Owing to a shift from production to service-based knowledge economy, the old mantra of ‘cash is king’ has been replaced with ‘talent is king and cash is queen’.
Business leaders need to re-examine how they can unleash and leverage human potential in an increasingly volatile and constantly changing environment.
Generally Accepted Accounting Principles (GAAP), embraced by manufacturing and distribution companies, focused on four things: cash, inventory, buildings and equipment.
In an industrial economy, the number one expense is inventory. By the end of the 20th century, this economic model was being replaced with a ‘knowledge’ economy based model, more on information and services. The number one expense in the new knowledge economy is people. This requires a new set of standard accounting reports and principles to plan for, track and measure a company’s success and value.
A new set of financial standards in the form of IFRS has replaced GAAP, but still it uses currency as the common denominator for investment that sees value primarily in the context of ‘things’ (inventory, land, building, equipment, stock, cash, etc.), rather than introducing a new focus on human capital talent as part of the overall value of a business. Therefore, further change is needed to recognise the growing importance of talent as it relates to the health of evolving corporations.
When using GAAP or IFRS, both standards still place the primary emphasis on the value of company’s financial performance in relationship to earnings and stock prices, which perpetuates the focus on short-term gains. But stock prices are not a true long-term gauge of the value of a company. When evaluating the short-term value of a company, it is easier to ask how much cash and profit the company has generated, and relate those facts to stock value. The problem is that business managers can manipulate cash, profits, and stock prices by simply buying back their shares in the open market. Due to this phenomenon, no actual value is generated for investors or stockholders, but all the financial indicators show improvement.
Another way to manipulate the short-term cash, profits, or stock prices of a firm is to layoff talents and assure that next few quarters magically improve. In both cases, the short term ‘improvement’ wears off in a few quarters when the company does not have the talent to execute its strategies or the cash to invest in its expansions and workforce.
The current financial reports place too much emphasis on profitability and stock price (earning per share), which only reinforces the ongoing short-term approach. In a global knowledge-based economy, a shift is drastically needed to put emphasis on understanding talent demographics.
The combination of right skills is the actual recipe for what a company needs to grow over the long run. A strategic approach puts the value and importance on talent rather than land, building, equipment and inventory. The need for long-term focus was pronounced louder in the years following the financial crisis. Some changes have occurred in the global landscape which help shift that focus, such as the requirement to disclose CEO and board member compensation, but that is not enough.

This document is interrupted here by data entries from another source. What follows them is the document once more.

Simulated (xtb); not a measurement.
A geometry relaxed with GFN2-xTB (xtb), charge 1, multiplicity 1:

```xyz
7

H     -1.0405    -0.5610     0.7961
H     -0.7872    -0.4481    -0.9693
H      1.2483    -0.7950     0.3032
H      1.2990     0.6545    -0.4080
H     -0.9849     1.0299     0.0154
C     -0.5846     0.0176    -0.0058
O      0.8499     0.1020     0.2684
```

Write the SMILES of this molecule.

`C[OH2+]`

Executives often say ‘people’ are their greatest assets. Human Capital Metrics reporting provides the mechanism for demonstrating those assets and reinforcing the truth of that exact sentiment. Since human capital has a material impact on organisational performance, it is of interest to investors; therefore establishing a respected and durable measurements and disclosure framework of human capital is crucial for presenting a full picture of the performance and value of an organisation.
While many aspects of human capital are hard to measure, there are some important aspects of it that are readily measured. Human capital metrics reporting structure offers a new way to evaluate the true value of a company by using information that encompasses the unrecorded/excluded workforce portions of a company.